It’s a less effective technique than extracting features from the details of an image, yet it works, and you can implement it quickly on your computer. This approach demonstrates how machine learning can operate with raw pixels, but it’s more effective when you change image data into another kind of data. You can learn more about eigenfaces or by trying the tutorial that explores variance decompositions in Scikit-learn.
In this example, you use eigenfaces to associate images present in a training set with those in a test set, initially using some simple statistical measures.
import numpy as np
from sklearn.datasets import fetch_olivetti_faces
dataset = fetch_olivetti_faces(shuffle=True,
random_state=101)
train_faces = dataset.data[:350,:]
test_faces = dataset.data[350:,:]
train_answers = dataset.target[:350]
test_answers = dataset.target[350:]
The example begins by using the Olivetti faces dataset, a public domain set of images readily available from Scikit-learn. For this experiment, the code divides the set of labeled images into a training and a test set. You need to pretend that you know the labels of the training set but don’t know anything from the test set. As a result, you want to associate images from the test set to the most similar image from the training set.
print (dataset.DESCR)
The Olivetti dataset consists of 400 photos taken from 40 people (so there are 10 photos of each person). Even though the photos represent the same person, each photo has been taken at different times during the day, with different light and facial expressions or details (for example, with glasses and without). The images are 64 x 64 pixels, so unfolding all the pixels into features creates a dataset made of 400 cases and 4,096 variables. It seems like a high number of features, and actually, it is. Using RandomizedPCA
, you can reduce them to a smaller and more manageable number.
from sklearn.decomposition import RandomizedPCA
n_components = 25
Rpca = RandomizedPCA(n_components=n_components,
whiten=True,
random_state=101).fit(train_faces)
print ('Explained variance by %i components: %0.3f' %
(n_components,
np.sum(Rpca.explained_variance_ratio_)))
compressed_train_faces = Rpca.transform(train_faces)
compressed_test_faces = Rpca.transform(test_faces)
Explained variance by 25 components: 0.794
The RandomizedPCA
class is an approximate PCA version, which works better when the dataset is large (has many rows and variables). The decomposition creates 25 new variables (n_components parameter) and whitening (whiten=True
), removing some constant noise (created by textual and photo granularity) and irrelevant information from images in a different way from the filters just discussed. The resulting decomposition uses 25 components, which is about 80 percent of the information held in 4,096 features.

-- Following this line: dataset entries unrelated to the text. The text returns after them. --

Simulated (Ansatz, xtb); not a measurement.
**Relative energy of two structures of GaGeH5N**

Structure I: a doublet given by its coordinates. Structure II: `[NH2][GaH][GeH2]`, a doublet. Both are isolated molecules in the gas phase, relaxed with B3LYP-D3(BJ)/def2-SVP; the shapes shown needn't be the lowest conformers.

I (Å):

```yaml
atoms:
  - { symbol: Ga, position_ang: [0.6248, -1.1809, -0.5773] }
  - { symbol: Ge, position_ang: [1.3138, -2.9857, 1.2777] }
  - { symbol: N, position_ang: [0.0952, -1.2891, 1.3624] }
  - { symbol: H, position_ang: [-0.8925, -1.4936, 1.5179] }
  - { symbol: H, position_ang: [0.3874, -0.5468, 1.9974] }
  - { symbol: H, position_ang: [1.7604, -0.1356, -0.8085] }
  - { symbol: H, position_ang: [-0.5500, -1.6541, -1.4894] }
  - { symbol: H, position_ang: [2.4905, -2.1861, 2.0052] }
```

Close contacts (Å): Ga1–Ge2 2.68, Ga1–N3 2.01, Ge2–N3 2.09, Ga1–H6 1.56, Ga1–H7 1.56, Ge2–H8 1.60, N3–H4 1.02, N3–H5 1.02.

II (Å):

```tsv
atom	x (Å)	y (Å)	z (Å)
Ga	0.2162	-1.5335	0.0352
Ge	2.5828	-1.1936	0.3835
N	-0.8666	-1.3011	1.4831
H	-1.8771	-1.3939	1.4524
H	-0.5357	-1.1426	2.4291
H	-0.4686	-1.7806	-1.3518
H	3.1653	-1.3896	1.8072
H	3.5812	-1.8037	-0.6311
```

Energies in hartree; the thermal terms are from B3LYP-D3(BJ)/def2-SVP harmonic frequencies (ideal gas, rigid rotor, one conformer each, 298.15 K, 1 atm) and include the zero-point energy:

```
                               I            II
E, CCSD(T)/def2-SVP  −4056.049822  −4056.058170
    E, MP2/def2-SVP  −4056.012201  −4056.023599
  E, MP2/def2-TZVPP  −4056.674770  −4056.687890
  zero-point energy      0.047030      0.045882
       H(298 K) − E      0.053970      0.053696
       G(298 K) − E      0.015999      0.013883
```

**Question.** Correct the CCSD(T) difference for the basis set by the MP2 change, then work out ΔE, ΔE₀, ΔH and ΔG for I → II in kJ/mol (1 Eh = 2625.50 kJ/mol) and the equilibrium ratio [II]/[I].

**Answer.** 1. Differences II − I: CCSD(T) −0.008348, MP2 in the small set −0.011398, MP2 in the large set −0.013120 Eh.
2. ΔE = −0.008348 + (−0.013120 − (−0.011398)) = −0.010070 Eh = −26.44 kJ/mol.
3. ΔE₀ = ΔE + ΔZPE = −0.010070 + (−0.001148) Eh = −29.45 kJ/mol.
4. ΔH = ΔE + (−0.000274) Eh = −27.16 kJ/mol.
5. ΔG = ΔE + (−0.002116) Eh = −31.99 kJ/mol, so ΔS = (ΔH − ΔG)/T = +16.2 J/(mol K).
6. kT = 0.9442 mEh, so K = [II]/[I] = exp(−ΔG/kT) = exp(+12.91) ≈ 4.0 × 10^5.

import matplotlib.pyplot as plt
photo = 17 # This is the photo in the test set
print ('We are looking for face id=%i'
% test_answers[photo])
plt.subplot(1, 2, 1)
plt.axis('off')
plt.title('Unknown face '+str(photo)+' in test set')
plt.imshow(test_faces[photo].reshape(64,64),
cmap=plt.cm.gray, interpolation='nearest')
plt.show()
Here is the chosen photo, subject number 34, from the test set.
After the decomposition of the test set, the example takes the data relative only to photo 17 and subtracts it from the decomposition of the training set. Now the training set is made of differences with respect to the example photo. The code squares them (to remove negative values) and sums them by row, which results in a series of summed errors. The most similar photos are the ones with the least squared errors, that is, the ones whose differences are the least.
#Just the vector of value components of our photo
mask = compressed_test_faces[photo,]
squared_errors = np.sum((compressed_train_faces –
mask)**2,axis=1)
minimum_error_face = np.argmin(squared_errors)
most_resembling = list(np.where(squared_errors < 20)[0])
print ('Best resembling face in train test: %i' %
train_answers[minimum_error_face])
Best resembling face in train test: 34
As it did before, the code can now display photo 17, which is the photo that best resembles images from the train set.
import matplotlib.pyplot as plt
plt.subplot(2, 2, 1)
plt.axis('off')
plt.title('Unknown face '+str(photo)+' in test set')
plt.imshow(test_faces[photo].reshape(64,64),
cmap=plt.cm.gray, interpolation='nearest')
for k,m in enumerate(most_resembling[:3]):
plt.subplot(2, 2, 2+k)
plt.title('Match in train set no. '+str(m))
plt.axis('off')
plt.imshow(train_faces[m].reshape(64,64),
cmap=plt.cm.gray, interpolation='nearest')
plt.show()
Even though the most similar photo is similar (it’s just scaled slightly differently), the other two photos are quite different. However, even though those photos don’t match the test image as well, they really do show the same person as in photo 17.